Q.: The film has a tempo built with long sequence shots and a fixed camera, not suitable for the anxious. How do you fit into a fast paced editing context to avoid appearing slow to the audience?
GD: It has a unique staging, which has nothing to do with the speed of assembly, costumbrismo or speaking fast because the viewer is supposedly bored. We propose scenes with greater density, development, so that the actors can express themselves artistically in pursuit of their brilliance. We aim for a delicacy that requires us to be respectful of silences, pauses, without minced editing. It happens in reality, we are not on par with the costumbrista life of TV, there is subtlety and time gaps. We seek to access other sensations, it is our language, like a calligraphy.

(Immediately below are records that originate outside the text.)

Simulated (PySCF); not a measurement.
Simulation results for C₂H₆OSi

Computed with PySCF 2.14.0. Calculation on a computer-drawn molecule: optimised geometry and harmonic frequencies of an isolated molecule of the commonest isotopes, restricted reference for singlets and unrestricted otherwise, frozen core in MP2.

Mariano Cohn: Having these three monsters acting allows us to access master classes in acting with a powerful camera that records, but the performance remains in the foreground, without editing manipulation. We have high esteem for the public, there is no longer that passive spectator who watches TV like a drooling zombie. Our films always require the viewer to work in his seat, a certain gymnastics that forces you to take a position and even change your mind. Topics are not closed and hence the question of when a film ends. Keeping it going while discussing it over coffee would be a good life for a movie, when it doesn’t get stuck in the theater or on the platform.
Q.: There are two antagonistic characters as in all your films, but here they are close to their real lives. Surely something of what each one says happened to him in reality.
MC: The film arose with the idea of Penélope and Antonio to do something together and hence they talked about acting, creation, something that is never seen. One sees the finished film but never that construction of how the actor manages to reach the viewer. Each of the actors gave anecdotes and the intention was to make fun of us and add a share of evil to what we do every day. The premise was that the actors could display all their acting pyrotechnics, something that never happens because the shot is always filmed, it is cut, and for the reverse shot the actor goes to the trailer. We look for that unique moment of spontaneity, to see the one who speaks and the one who listens, to see that look in certain situations. We offered the actors the characters and they chose what was most comfortable for them, because of the closeness to reality, but it is risky to take on a role so similar to their lives and then ironize about it.
Q.: What do these large spaces that, we guess, are museums or theaters, contribute? As if the film took place in places designed for representation.
GD: The spaces are not mere sets but they play narratively and count. I think of the enormous space of a millionaire who made a foundation and has nothing to put inside, unused, dead, empty. That architecture tells the loneliness and gives a perfect context for the actors, who are like small figures in giant spaces, they are as if crushed by space, smooth, flat and cold. They seem alone with their truths and insecurities.
Q.: In addition to prestige, the ego, what other themes appear in the film?
GD: I am interested in what the businessman asks himself, what they think of him, that he is corrupt and a millionaire in an obscene way. So he wants to buy someone else’s prestige. That’s where artists who are permeable to that appear, something that can lead to genuine relationships. And we laugh at that feeling of superiority that actors feel because they think they are the most sensitive.
MC: I like the thing about the artist who thinks he is the one who suffers the most, that the public is not prepared to understand his genius, we see that in the wacky and unstable director who is put in her hands an artifact as complex as a movie.
Q.: They went through the world of art, architecture, literature, cinema, what’s next?
GD: We think up the stories and then they end up being set in those worlds, but the power struggle might take place in a kindergarten or the guy who comes back to his village might be a sportsman. ´My masterpiece´ is about friendship, not about the artistic genre.
MC: The stories could happen in any field but we take a closer look there because it is an environment that is comfortable for us and we do not have to impose. We couldn’t do it in jail.